Now, NA is gone, let’s balance data. There are many ways to deal with unbalanced data. Here, I’m using SMOTE.

train_bal <-  ubSMOTE(train[,-22], train[,22], perc.over = 200, perc.under = 200, k=5)
train_final <- cbind(train_bal$X, train_bal$Y)
names(train_final)[22] <- "went_on_backorder"
table(train_final$went_on_backorder)
## 
##     0     1 
## 45172 33879
rm(train,train_bal)

Now, we can see the data is quite balanced. Also, as a added benefit, the data size has been reduced hugely which will make our training faster.

Modeling

Now, let’s move to the modeling.

Random Forest model
fit.rf <- randomForest(went_on_backorder~., data = train_final)
pred.rf <- predict(fit.rf,test[,-22])
caret::confusionMatrix(test$went_on_backorder,pred.rf)
## Confusion Matrix and Statistics
## 
##           Reference
## Prediction      0      1
##          0 230096   9291
##          1   1047   1641
##                                           
##                Accuracy : 0.9573          
##                  95% CI : (0.9565, 0.9581)
##     No Information Rate : 0.9548          
##     P-Value [Acc > NIR] : 2.331e-09       
##                                           
##                   Kappa : 0.2272          
##  Mcnemar's Test P-Value : < 2.2e-16       
##                                           
##             Sensitivity : 0.9955          
##             Specificity : 0.1501          
##          Pos Pred Value : 0.9612          
##          Neg Pred Value : 0.6105          
##              Prevalence : 0.9548          
##          Detection Rate : 0.9505          
##    Detection Prevalence : 0.9889          
##       Balanced Accuracy : 0.5728          
##                                           
##        'Positive' Class : 0               
## 

We can see the accuracy is pretty good, but we need to see other metrics.

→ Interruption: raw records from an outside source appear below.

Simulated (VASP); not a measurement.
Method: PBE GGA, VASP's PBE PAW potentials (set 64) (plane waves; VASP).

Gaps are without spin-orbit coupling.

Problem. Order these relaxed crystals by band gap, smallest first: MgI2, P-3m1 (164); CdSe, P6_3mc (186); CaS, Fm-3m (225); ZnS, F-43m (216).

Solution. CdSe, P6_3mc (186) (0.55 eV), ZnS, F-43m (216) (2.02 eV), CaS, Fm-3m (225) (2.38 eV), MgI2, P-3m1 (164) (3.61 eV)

We will now train the model using H2O. It provides professional grade ML and scalibility. It also has a auto.ml function to automatically train model without providing a specific algorithm.

h2o.init()
## 
## H2O is not running yet, starting it now...
## 
## Note:  In case of errors look at the following log files:
##     C:\Users\Vivek\AppData\Local\Temp\Rtmp84Rjm2/h2o_Vivek_started_from_r.out
##     C:\Users\Vivek\AppData\Local\Temp\Rtmp84Rjm2/h2o_Vivek_started_from_r.err
## 
## 
## Starting H2O JVM and connecting: ........................ Connection successful!
## 
## R is connected to the H2O cluster: 
##     H2O cluster uptime:         42 seconds 645 milliseconds 
##     H2O cluster version:        3.16.0.4 
##     H2O cluster version age:    3 months and 5 days  
##     H2O cluster name:           H2O_started_from_R_Vivek_ebx284 
##     H2O cluster total nodes:    1 
##     H2O cluster total memory:   1.74 GB 
##     H2O cluster total cores:    0 
##     H2O cluster allowed cores:  0 
##     H2O cluster healthy:        TRUE 
##     H2O Connection ip:          localhost 
##     H2O Connection port:        54321 
##     H2O Connection proxy:       NA 
##     H2O Internal Security:      FALSE 
##     H2O API Extensions:         Algos, AutoML, Core V3, Core V4 
##     R Version:                  R version 3.4.3 (2017-11-30)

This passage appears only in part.